The update from pfSense+ 23.09.1 to 24.3 immediately broke my network. Note that the update completed successfully.
Upon investigation I saw that kernel routes have gone missing in the FRR 9.1 included with 24.3, but were present in the FRR 9.0.2 included in pfSense+ 23.09.01.
Kernel gone in pfSense+ 24.03 (vs pfSense+ 23.09.1)- sanitised.png
These kernel routes are visible to the system in both old and new versions of pfSense, when viewed with "netstat" (netstat -rn4). Note that for this output, the v23.09.1 and v24.03 outputs are identical, so no need to include a diff.
netstat -rn4 sanitised.png
The reason why my network broke was that there was another route in the FRR "show ip route" - an OSPF-learned default route - which is not shown here as I have since removed it. It was a default route on another router in another part of the network, which had a high OSPF cost, and is used as an alternative path in case the whole firewall dies. It is a low-bandwidth link and should only be used in an emergency. When I upgraded the firewall to pfSense+ 24.3 from 23.09.1, it would then direct all traffic to this other low-bandwidth gateway, instead of sending it straight out its own WAN IP to the ISP.
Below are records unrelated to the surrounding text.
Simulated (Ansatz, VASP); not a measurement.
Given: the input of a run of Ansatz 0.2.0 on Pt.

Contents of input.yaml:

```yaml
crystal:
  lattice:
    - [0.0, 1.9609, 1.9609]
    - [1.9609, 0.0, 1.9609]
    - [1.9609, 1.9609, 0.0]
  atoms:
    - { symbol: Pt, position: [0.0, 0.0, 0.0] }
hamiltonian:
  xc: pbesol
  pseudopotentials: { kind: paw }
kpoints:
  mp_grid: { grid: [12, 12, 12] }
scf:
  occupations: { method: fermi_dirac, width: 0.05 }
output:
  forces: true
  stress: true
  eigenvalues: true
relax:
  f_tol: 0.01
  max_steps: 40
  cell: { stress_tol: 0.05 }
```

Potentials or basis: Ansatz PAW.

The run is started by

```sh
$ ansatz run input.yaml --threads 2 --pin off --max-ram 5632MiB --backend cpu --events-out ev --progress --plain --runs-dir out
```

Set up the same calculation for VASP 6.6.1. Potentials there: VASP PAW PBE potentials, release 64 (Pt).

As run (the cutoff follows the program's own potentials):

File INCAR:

I have now taken this alternative path's OPSF-learned default route out of the network, so that the firewall can function again.
I suspect that these kernel routes disappearing from FRR is why pfSense preferred some distant OSPF default route over its directly connected default route. I am now relying on the functionality that if FRR doesn't have a route in its routing table, then it defers to the system's routing table, and you can see with the "netstat -rn4" that it does have all the kernel routes.
But relying on this functionality is not robust. It should be fine to have a backup default route in OSPF costed out as to not break anything, but be there to take over in case of an emergency. I shouldn't have to remove that. with the age-old concept of "administrative distance", the firewall should always prefer a directly connected default route, other a high-cost OSPF route.
We really do need these kernel routes back in FRR, so that the FRR can have a proper and complete view of system routing logic. Therefore, I consider this a bug, and not a feature.